Under such circumstances, policy making becomes more complex. While efficient government policies are generally seen as implemented by means of well-defined regulations or through government agencies, market policy making through social partners requires interaction with a broader set of independent actors who are not directly controlled by government agencies (Morgan and Hauptmeier, 2021). The formation of such a policy making is not momentarily enacted in policy and resolutely implemented once and for all, but economic ideas, political agendas and bargaining, institutional conditions, and a variety of other local or regional conditions shape the policy making process and the policy implementation that ensues. The state needs to collaborate with, or, alternatively, delegate responsibilities to social partners regarding how to formulate policies under specific conditions, and that outcomes from the bargaining process are, occasionally, sub-optimal in the eyes of either of the participants, consequently calling for new policies. The policy making process is thus incremental rather than linear, multi-vocal rather than autocratic, and receptive to outcomes and emerging economic and political conditions so that policies that fail to fulfil expectations are gradually renegotiated and replaced in an iterative manner. This also implies a shift in the means available for government policy makers to persuade or convince social partners to engage in policy making. As will be examined in more detail below, in the case of Swedish industry policy making over the last decades, government public investigations played a central role in the process leading to a transformation of policy making where the object of state policy becomes the social partners and less directly market actors.

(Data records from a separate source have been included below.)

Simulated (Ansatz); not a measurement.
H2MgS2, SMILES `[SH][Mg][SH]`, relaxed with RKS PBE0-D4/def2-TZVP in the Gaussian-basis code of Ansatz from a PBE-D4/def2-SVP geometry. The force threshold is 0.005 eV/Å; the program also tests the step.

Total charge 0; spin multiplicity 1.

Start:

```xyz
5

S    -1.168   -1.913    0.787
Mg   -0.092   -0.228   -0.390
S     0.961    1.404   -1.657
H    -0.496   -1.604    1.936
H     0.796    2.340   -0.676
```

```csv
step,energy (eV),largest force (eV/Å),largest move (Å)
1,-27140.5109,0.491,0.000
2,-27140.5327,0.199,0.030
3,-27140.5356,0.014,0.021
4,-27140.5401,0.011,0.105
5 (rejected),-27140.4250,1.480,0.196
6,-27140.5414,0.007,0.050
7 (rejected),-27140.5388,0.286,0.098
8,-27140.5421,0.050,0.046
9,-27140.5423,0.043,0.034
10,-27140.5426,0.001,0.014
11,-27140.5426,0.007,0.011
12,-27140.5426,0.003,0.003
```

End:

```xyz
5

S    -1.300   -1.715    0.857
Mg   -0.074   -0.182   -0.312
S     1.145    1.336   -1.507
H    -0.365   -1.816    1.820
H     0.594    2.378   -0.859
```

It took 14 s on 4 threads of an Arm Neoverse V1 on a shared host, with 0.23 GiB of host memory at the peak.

The Swedish economy and policy making milieu
By the middle of the 19th century, at the beginning of the industrialization of the economy and the urbanization that followed, Sweden was one of the most impoverished countries in Europe. Eleven decades later, by the late 1960s, Sweden was together with the United States and Switzerland one of the three wealthiest countries in the world, Braunerhjelm and Henrekson (2013: 110) argue. Since this point, the growth of the Swedish economy has lagged behind many OECD countries, but it is still competitive with a for the most part positive trade balance and hosting many innovative industries. Furthermore, Sweden remains a welfare state that ensures a low degree of poverty at the same time as enterprise and innovation are actively promoted.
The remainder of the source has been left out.